Fact and fiction are woven beautifully together to bring to life the story of Jacquetta Woodville, mother of the White Queen in this 3rd instalment of medieval history from the perspective of little known but significant women of the time. If you love Philippa Gregory’s historical fiction you should not miss her fascinating non-fiction companion volume - The Women of the Cousins' War - that tells the extraordinary true stories behind the three heroines of her books; The White Queen, The Red Queen and this latest and third one, The Lady of the Rivers.
Jacquetta, daughter of the Count of Luxembourg and kinswoman to half the royalty of Europe, was married to the great Englishman John, Duke of Bedford, uncle to Henry VI. Widowed at the age of nineteen she took the extraordinary risk of marrying a gentleman of her house-hold for love, and then carved out a life for herself as Queen Margaret of Anjou's close friend and a Lancaster supporter - until the day that her daughter Elizabeth Woodville fell in love and married the rival king Edward IV. Of all the little-known but important women of the period, her dramatic story is the most neglected. With her links to Melusina, and to the founder of the house of Luxembourg, together with her reputation for making magic, she is the most haunting of heroines.
Philippa Gregory was an established historian and writer when she discovered her interest in the Tudor period and wrote the international bestseller The Other Boleyn Girl, which became a major film starring Natalie Portman and Scarlett Johansson. Several books later, she is looking at the family that precedes The Tudors in the The Cousins' War series, which was televised by the BBC as The White Queen.
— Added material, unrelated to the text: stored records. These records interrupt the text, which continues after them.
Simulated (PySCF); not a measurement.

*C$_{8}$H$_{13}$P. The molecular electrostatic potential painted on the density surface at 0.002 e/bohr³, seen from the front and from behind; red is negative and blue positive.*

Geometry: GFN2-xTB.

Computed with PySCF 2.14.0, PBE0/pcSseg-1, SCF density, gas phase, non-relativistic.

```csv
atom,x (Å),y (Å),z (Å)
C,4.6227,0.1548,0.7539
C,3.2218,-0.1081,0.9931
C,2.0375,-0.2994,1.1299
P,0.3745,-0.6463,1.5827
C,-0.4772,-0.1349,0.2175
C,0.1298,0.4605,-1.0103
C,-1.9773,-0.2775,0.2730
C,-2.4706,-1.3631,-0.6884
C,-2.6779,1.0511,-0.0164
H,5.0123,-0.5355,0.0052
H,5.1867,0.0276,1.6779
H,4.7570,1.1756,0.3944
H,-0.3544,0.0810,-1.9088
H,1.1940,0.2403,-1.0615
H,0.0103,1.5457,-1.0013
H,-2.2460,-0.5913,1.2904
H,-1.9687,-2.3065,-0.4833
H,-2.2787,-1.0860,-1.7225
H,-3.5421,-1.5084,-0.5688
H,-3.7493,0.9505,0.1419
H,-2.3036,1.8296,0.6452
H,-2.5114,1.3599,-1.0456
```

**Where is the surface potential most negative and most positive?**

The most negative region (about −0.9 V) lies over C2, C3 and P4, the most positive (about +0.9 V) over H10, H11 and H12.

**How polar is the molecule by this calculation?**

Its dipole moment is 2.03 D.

Philippa's other great interest is the charity that she founded nearly twenty years ago: Gardens for The Gambia. She has raised funds and paid for several hundred wells for the primary schools of this poor African country. A former student of Sussex University, and a PhD and Alumna of the Year at Edinburgh University, her love of history is the hallmark of her writing. She lives with her family on a small farm in Yorkshire.